It’s already a theme of 2008, picked up by the FT’s Short View column on Thursday. After a decidedly gloomy start to the year, is the pound set to emulate the dollar’s dive?
Yes, answers Martin Wolf. And it should be welcomed. This is why we stayed out of the eurozone.
In some respects, the UK position is worse than that of the US, he reasons, with a larger run up in house prices and household indebtedness and a larger current account deficit, at 5.7 per cent of GDP in the third quarter – even that may have been an underestimate, with exaggerated net investment income.
But until recently sterling was a very strong currency. Even last December, the trade-weighted real exchange rate calculated by JPMorgan was 7 per cent above its average since 1970. A year ago it was almost 14 per cent above that average.

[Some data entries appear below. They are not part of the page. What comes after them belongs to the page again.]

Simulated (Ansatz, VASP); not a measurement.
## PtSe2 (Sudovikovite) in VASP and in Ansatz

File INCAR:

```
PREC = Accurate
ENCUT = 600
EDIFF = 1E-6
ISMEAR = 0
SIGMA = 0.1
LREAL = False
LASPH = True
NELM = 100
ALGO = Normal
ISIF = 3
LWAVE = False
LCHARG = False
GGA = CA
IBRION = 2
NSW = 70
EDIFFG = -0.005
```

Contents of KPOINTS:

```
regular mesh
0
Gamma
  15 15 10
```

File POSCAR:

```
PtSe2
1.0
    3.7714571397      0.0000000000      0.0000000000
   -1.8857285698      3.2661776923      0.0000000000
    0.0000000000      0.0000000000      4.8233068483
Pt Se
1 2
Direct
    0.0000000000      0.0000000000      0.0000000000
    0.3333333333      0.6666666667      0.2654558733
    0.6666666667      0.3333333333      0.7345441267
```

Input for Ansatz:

Such high valuations were unlikely to last and have not done so. The strength was driven by the country’s stable economy, open capital markets and the highest nominal interest rates in the Group of Seven leading high-income countries. But now growth seems likely to slow sharply, short-term interest rates are set to fall and capital markets are suffering credit-crunch blues.
Definitely do not worry, advises Wolf. Those seeking cheapie holidays will be unhappy – but these were in effect finance on credit and that could not last. Consumption looks set to weaken sharply this year, with the credit squeeze and associated housing correction.
The UK must now shift to an economy with lower real house prices, higher savings, a smaller current account deficit and a weaker real exchange rate. This adjustment is far better achieved through a decline in the nominal exchange rate than through the years of “competitive disinflation” that Spain, to take one example, is likely to suffer.
British policymakers must focus only on preserving credibly low inflation. That is essential if a sterling retreat is not to become a rout. The external adjustment is most unlikely to be big enough or fast enough to offset the slowdown in domestic demand, particularly given the constraints on fiscal action. So be it: unbalanced growth cannot last forever. The UK must simply keep its nerve while the economy and currency come down to earth. So, too, should the government.